OPNFV is an integration effort that takes outputs from several open source communities to build a NFV platform. This task of integration leads to providing different kinds of output to its users.

The primary goal of the OPNFV project is the target software platform, which is a integrated solution of a set of components/building blocks of the ETSI ISG NFV reference architecture. In the Brahmaputra release, this is limited to the NFVI and VIM blocks. OPNFV users will be able to deploy their VNFs there using some MANO solution. The target software platform is integrated from a set of other open source components, of which the biggest ones are OpenStack and SDN controllers. There are multiple combinations possible and a subset is provided and tested by the Brahmaputra release. These subsets are called here scenarios.

Besides the target software platform, OPNFV provides a set of tools that helps the user deploy this target software platform on a set of servers. These tools are installers. Brahmaputra provides multiple options here. Naturally the different installers have different capabilities, that is they support deployment of different scenarios.

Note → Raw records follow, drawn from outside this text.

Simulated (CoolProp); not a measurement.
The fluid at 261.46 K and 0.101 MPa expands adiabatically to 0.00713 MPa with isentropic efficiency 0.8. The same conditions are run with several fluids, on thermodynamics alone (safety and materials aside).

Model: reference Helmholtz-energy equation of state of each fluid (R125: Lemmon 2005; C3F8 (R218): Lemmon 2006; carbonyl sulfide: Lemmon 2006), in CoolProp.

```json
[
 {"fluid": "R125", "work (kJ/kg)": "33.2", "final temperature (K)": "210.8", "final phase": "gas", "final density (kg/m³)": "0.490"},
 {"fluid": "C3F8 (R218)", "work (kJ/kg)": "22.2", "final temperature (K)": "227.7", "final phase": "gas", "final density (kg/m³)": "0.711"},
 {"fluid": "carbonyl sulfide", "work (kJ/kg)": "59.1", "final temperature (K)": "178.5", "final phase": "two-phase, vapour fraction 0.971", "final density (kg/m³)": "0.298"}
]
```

The installers allow users to deploy OPNFV target software platform on a bare metal environment or a set of virtual machines. In both cases, some hosts (bare metal or virtual) will act as controller nodes, while other hosts will be the compute nodes hosting the VNFs. The installers use a separate server to control the deployment process. This server is called “jump server” and is installed with the installer’s software at the beginning of a deployment. The jump server also can be bare metal or virtual.

This configuration - jump servers and a set of typically 5 nodes to run the target software platform - is also described as part of an OPNFV release. This allows the users to build their own labs accordingly and deploy OPNFV easily. A lab compliant to this description sometimes is called “Pharos-compliant” after the OPNFV project providing the lab description.

Another major part of the OPNFV release is a testing framework and test cases. This test framework allows users to verify their deployment of the OPNFV target software platform. It will execute and test major functions of the platform relevant to NFV applications (VNFs) so the user can be confident that VNFs can successfully run.

OPNFV releases come with the necessary documentation describing target software platform, deployment tools, test cases, etc. in their architecture, configuration and usage. The most important documents here are configuration guides and user guides that help to set up a OPNFV deployment and use it.

The OPNFV project takes major effort to provide lab environments to the community. The OPNFV community labs of course need to be Pharos-compliant. They are used for OPNFV development tasks and release creation, but should also provide users with the opportunity to run their own OPNFV tests. OPNFV community labs are not part of a OPNFV release. Please find more information on the labs in the Pharos project documentation.

We should also mention that OPNFV works on requirements of open source projects used in OPNFV to make these projects better suitable for NFV telco carrier use cases. These requirements are described in requirement documents and also forwarded to the “upstream” projects in the format required by these projects. These requirement documents are not bound to OPNFV releases.

OPNFV bundles the target software, installers, documentation, test cases and lab description to releases.

This overview document introduces these components and scenarios on a high level and points you to more detailed documentation.